If you put the formula =“” into the cell, that’s saying, “This cell should be blank.”  If you copy and paste values only (destroying the formula) into a new unused cell, despite having nothing in it (no detectable sign you did anything in that cell, unless you just remember), Excel still sees this as a non-blank cell… because you pasted nothing from a non-blank cell.  It’s tainted.  The only way to clear it out is to press the delete key while on top of it.

So, it’s basically hopeless.  You’re squarely in macro-land to solve that problem.  And you don’t want to be in macro-land for such a dumb reason.

I found one workaround, assuming you leave the =“” (or more complicated derivative) formula in place.  If you highlight the area, do a Go To Special, select Formulas and only check Text, it will highlight all the non-blank blanks (assuming all other values are either hard-coded or numbers), which you can then just press delete to clear.  That’s a very risky workaround, though.  It would be pretty easy to delete something you meant to keep in this scenario.  If you had a desirable =“HELLO” function, it goes away in this method.

I can stomach that a formula returning “” should be considered a non-blank.  I do not agree that a pasted-values “” cell should be non-blank.  That’s a bug in my view.  Maybe if you split the concept to Values-Blank and Content-Blank, where a “” cell would be Values-Blank only, and a totally cleared cell would be Content-Blank.  But that’s definitely busting core functionality and logic for a silly edge case.  It’s a pity.

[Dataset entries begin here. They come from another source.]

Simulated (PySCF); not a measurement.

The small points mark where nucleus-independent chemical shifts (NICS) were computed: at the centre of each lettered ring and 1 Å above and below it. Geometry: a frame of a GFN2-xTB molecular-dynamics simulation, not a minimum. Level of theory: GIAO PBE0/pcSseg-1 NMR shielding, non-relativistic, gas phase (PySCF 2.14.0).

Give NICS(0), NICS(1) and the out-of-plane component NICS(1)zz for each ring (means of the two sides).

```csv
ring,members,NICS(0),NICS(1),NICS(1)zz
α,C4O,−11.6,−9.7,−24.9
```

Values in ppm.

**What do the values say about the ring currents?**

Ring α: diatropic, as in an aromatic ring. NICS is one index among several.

The job is going very well.  I realized toward the end of Turkey that my job lacked stability on a lot of vectors.  A lot.  This job basically has stability on all vectors.  This means the job can be very challenging and busy and still not be the kind of gut-twisting strain you would see in a volatile environment.  Just being back home with very like-minded and highly qualified individuals makes everything easier.  The state of things currently is very similar to what I inherited at the refinery, maybe even in better shape.  So, it’s kind of a smooth glide into a moderated challenge.  Things are organized.

An “easy hard job” was the concept I formed up this morning.  In Turkey, even an easy job would have been hard for many reasons.